Benchmarks hover near intra-day’s low; murk US job data plays the havoc

09 Apr 2012 Evaluate

Extended weekend failed to do any good to Indian equity markets as benchmark equity indices after starting the fresh week on a bleak note are hovering near their intra-day’s low. Lack of positive triggers on the home front combined with dreary global set up, has played curmudgeon for the market. Moreover, trader’s cautious approach ahead of the release of Infosys’ fourth quarter numbers, index of Industrial production (IIP) and Wholesale price index (WPI) is also restricting the breakout of the bourses.

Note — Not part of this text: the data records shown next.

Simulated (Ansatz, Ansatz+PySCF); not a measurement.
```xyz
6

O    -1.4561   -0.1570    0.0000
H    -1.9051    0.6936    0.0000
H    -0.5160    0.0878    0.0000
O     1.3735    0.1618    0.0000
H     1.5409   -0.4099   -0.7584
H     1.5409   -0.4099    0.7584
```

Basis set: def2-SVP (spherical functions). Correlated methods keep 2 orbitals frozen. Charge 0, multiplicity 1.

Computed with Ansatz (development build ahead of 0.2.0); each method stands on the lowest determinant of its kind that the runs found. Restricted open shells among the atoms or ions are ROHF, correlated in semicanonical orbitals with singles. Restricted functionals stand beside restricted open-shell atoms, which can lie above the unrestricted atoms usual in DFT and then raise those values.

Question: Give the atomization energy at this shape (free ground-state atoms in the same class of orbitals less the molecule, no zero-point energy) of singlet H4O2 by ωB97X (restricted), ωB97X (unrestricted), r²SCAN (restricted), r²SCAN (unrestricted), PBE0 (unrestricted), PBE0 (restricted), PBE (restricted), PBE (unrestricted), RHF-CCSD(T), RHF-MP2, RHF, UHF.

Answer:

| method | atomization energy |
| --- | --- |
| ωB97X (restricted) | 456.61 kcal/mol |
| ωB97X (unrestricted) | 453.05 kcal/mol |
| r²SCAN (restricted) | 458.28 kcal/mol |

Providing sympathy to deep growth concerns in world's biggest economy, regional counterparts slipped in early trade after weaker-than-expected US jobs data hit market sentiment. The US Labor Department reported on Friday that the number of unemployed workers hovered close to 13 million and hiring slowed, a warning sign that an economic recovery in the world's biggest economy may be in trouble. The Labor Department figures showed that the economy only pumped out 120,000 jobs last month, although the unemployment rate did dip from 8.3 percent to 8.2 percent -- a three-year low. Meanwhile, the US future indices were showing a downtick on the screen trade.

Back home, although weakness was witnessed across all the sectoral gauges, however, stocks from Metal, Capital Goods (CG) and Power counters were suffering maximum brunt of profit booking. BSE’s Sensex- after offloading over 200 points were hovering around the 17250 level. The widely followed NSE’s Nifty-after trimming over 50 points was trading sub 5250 crucial level. The broader indices too by now succumbed to selling pressure.

The BSE Sensex is currently trading at 17,277.97, down by 208.05 points or 1.19%. The index has touched a high and low of 17,407.66 and 17,261.00 respectively. There were 4 stocks advancing against 26 declines on the index.

Weakness could be sensed across broader space too; the BSE Mid cap and Small cap indices were trading lower by 1% and 0.39% respectively.

Metal down by 2.59%, CG down by 2.39%, Power down by 1.92%, Bankex down by 1.55% and Oil and Gas down by 1.40% were the top losers on the index. While, there were no gainers on the BSE Sectoral chart.

The top gainers on the Sensex were DLF up by 0.78%, HUL up by 0.69%, Bajaj Auto up by 0.56% and TCS up by 0.52%.

On the flip side, Hindalco down by 3.79%, BHEL down by 3.09%, Sterlite Industries down by 3.07%, Jindal Steel down by 3.06% and L&T down by 2.58% were the top losers on the Sensex.

Meanwhile, Indian economy is expected to grow at a slow pace of 6.1% in the calendar year 2012, as per Ernst & Young’s quarterly Rapid Growth Markets Forecast (RGMF). However, growth is expected to pick up by the second half if the global scenario improves. E&Y also believes that given India’s strong domestic demand and the macroeconomic resilience shown by it during the recent difficult times, will prompt a recovery in investments which could lead to the country achieving a 9% growth by 2014.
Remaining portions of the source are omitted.